He's big, he's pink, and he stands on a wooden leg.
Meet the Realmingo!
Just when you thought there were enough pink lawn ornaments in your neighborhood, Don Featherstone, father of the original plastic pink flamingo, is reaching into the millennium with a life-size and more lifelike companion to his 41-year-old classic.
"We've lived on our glory all these years," the affable Featherstone says with a smile. "It's time for something new."
Featherstone, president of Union Products Inc. of Leominster, Mass., unveils the Realmingo this weekend at the International Lawn, Garden, and Power Equipment Exposition in Louisville, Ky.
It joins Snomingo, introduced in 1996, as the only real deviations in four decades. However, there have been special production runs of black flamingos, for divorce parties; and blue flamingos, for a neighborhood that had banned pink plastic yard art.
At 30 inches from beak to tail, the bird will be twice the size of the original and will stand on a single wooden leg with the other leg in plastic and tucked up under the body. The black-marker eyes will be replaced by plastic inserts.
"This is a more realistic, more detailed, more upscale flamingo," Featherstone says.
The suggested price is more upscale, too: $19.95 per bird. The original pink flamingo is sold in pairs for around $10.
Featherstone was a young art school graduate in 1957 when he went to work at Union Products. "I thought, 'Hey, nine years of art training and I'm going to design a new fly swatter,' " he recalls with a laugh.
With competition from China, where two-dimensional plastic art could be produced at a lower cost, Featherstone was given the task of taking Union Products into the three-dimensional era of yard art.
He designed six 3-D pieces: a dog, fire hydrant, mushroom, helmet planter, duck and flamingo.
A swan planter introduced later became the company's best seller, but the original pink flamingo developed a cult following.
Featherstone and two other longtime employees bought the company in 1996, and he continues to create designs. The line now includes more than 200 plastic yard art oddities, from Halloween griffins to 14 renderings of Santa Claus.

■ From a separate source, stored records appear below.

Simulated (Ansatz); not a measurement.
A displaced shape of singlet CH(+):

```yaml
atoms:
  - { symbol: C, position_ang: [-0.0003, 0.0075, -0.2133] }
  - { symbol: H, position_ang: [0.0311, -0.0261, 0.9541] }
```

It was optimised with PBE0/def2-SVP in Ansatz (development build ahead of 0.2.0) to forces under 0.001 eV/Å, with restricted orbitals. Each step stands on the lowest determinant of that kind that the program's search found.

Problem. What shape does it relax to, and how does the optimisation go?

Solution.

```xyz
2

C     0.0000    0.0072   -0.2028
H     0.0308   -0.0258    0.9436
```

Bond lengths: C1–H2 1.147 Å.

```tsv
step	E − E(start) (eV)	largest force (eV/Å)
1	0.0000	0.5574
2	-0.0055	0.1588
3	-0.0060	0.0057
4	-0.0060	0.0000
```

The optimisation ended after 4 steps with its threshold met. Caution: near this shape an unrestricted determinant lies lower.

Lilian Polermo, 74, has worked at the company since the early days of the pink flamingo. "When you work with them all the time, you think, they're kind of homely," she says as she spray-paints the beaks. "But when you see them out in someone's yard, they look nice. They're kind of sporty."
Featherstone is the first to call his creations tacky, but he loves them just the same.
"The flamingo has brought a lot of joy to a lot of people," he says. "At least I made something that was fun."